THE FRONT ROW with MARK NELKE: As Idaho looks for next football coach ... can anyone win in Moscow again?
Coeur d'Alene Press | UPDATED 4 years, 4 months AGO
In the second half, as Idaho was getting humiliated 71-21 by Eastern Washington, on the red turf of Roos Field in Cheney last month, I glanced over to the Vandal sidelines while I was down on the field taking pictures.
There, off in the distance, near one end of the field, away from the players and coaches, was Terry Gawlik, Idaho's athletic director, standing next to a few other folks, all pretty much expressionless as EWU piled up the points on the Vandals.
At the time, I wondered what she — and they — were thinking about watching their "brave and bold" getting pummeled by a more-talented regional rival.
Now, we know.
Gawlik and the Vandals announced the firing of football coach Paul Petrino, in his ninth season, earlier this past week, just days before Saturday's season finale at Idaho State.
(Sadly, Saturday's "Battle of the Domes" football game between Idaho and Idaho State became the "Battle of the Dones," as Idaho State announced the firing of Rob Phenicie, its football coach, hours before kickoff.)
REACTION TO the Petrino move came from both sides.
Many players had good things to say about their coach — good father figure, and all that.
Others had not-so-good things to say about their experiences with him.
Years ago, early in his career in Moscow, Petrino got into it with the media over his perceived "negative" coverage of his team — and being angry with the media in this market takes some doing.
I was fortunate to get a few one-on-ones with him, and he was always open and honest and informative.
(Phenicie, for that matter, was entertaining to chat with the few times I met with him briefly at Big Sky media days in Spokane. He was engaging, told some great stories about former players and coaches from our area, and was the kind of person you root for to turn around a program that also seems perennially tough to turn around.)

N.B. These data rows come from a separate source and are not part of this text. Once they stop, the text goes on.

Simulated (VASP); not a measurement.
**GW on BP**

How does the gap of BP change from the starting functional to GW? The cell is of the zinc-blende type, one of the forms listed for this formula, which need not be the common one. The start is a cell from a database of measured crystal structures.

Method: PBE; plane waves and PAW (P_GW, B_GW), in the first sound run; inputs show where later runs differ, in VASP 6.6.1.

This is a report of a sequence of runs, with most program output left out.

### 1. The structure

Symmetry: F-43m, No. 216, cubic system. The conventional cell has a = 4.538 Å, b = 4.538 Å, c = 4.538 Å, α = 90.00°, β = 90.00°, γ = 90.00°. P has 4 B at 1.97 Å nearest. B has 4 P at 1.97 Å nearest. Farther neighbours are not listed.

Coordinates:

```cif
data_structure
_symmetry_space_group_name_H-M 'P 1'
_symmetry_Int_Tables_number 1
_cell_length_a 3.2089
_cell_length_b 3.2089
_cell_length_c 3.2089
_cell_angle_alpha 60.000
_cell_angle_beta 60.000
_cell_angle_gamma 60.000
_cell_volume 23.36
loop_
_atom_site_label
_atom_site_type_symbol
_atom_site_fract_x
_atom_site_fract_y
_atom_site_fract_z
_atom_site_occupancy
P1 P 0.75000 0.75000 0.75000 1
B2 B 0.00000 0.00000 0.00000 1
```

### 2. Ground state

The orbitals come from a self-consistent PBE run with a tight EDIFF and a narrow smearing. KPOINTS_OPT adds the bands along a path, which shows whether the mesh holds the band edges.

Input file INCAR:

But whatever you thought of Petrino (or Phenicie) personally, ultimately it comes down to wins and losses.
Petrino was 33-66 entering Saturday's game. (Phenicie, in his fifth season, was 16-34).
The man Petrino replaced at Idaho, Robb Akey, was about as likeable a coach as you could imagine. The media and fans loved him, he was the darling of ESPN with his interview at halftime of the 2009 Humanitarian Bowl, a bowl game the Vandals went on to win.
However, his teams suffered some beatdowns, some understandable in "money" games and some not-so-understandable in conference games, and he was ultimately let go late in his sixth season at Idaho.
Rob Spear, then the AD at Idaho, noted all those positive qualities of Akey when he announced the dismissal of his football coach in 2012.
"But at the end of the day," Spear noted, "he was 20 and 50."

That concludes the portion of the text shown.